Don't tow with a minivan if you can avoid it. You need a truck and the trailer needs brakes, especially in Michigan.
Some other things. Longer than 14 feet and it won't fit in a parking spot by itself, or fit in two parking spots attached to your vehicle. I am partial to dual axles, because I've had the spring on an axle snap on a single-axle job and ended up stuck in Lima Ohio for 5 days. With dual axles set up correctly, you can still limp to somewhere that can fix it.
Get a spare tire. A lot of bare-bones trailers don't come with one. Check to see if the tailgate / liftgate of your tow vehicle can open when attached to the trailer. You WILL put a huge dent it in if it can't because students aren't always the most careful folks. This is mainly a function of how far the trailer lift post is from the hitch ball.
Get a side door and a ramp. The side door is nice so that you don't have to lower the ramp to grab odds and ends, and the ramp will pay huge dividends loading and unloading.
Get extra tie town loops, and get them on the walls too.

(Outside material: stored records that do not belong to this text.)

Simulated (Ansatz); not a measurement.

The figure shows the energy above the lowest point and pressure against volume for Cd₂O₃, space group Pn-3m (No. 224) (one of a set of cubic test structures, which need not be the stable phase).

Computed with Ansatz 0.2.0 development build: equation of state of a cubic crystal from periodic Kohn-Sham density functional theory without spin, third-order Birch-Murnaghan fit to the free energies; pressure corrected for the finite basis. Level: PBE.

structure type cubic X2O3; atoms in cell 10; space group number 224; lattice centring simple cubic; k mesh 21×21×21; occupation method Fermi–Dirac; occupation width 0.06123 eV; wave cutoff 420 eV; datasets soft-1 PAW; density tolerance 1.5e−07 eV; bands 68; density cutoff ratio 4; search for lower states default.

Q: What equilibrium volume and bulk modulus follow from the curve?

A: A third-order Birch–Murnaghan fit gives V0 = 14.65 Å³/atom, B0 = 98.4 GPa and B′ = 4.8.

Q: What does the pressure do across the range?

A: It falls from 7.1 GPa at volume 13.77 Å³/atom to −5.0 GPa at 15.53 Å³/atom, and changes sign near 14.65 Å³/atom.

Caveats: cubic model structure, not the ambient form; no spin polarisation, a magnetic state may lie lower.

Check to see how the trailer manufacturer does the wiring. Nicer trailers will run a power and ground to each light. Cheaper ones save money by grounding to the chassis or sheet metal. That style ground will galvanically rot the sheet metal around the light screws in about 5 years.
The biggest visual issue with trailers is that the tongue and undercarraige rust. Some places will do a spray coating to forestall that. It's easy when the trailer is being made. I've heard of some people taking the trailer to a place that sprays on bed liner for trucks.
Get axles and hubs that allow greasing without disassembly. It's not that you won't enjoy repacking bearings, but you probably won't enjoy repacking bearings.
Hinges on the ramp should also have grease zircs installed if they are quality hinges.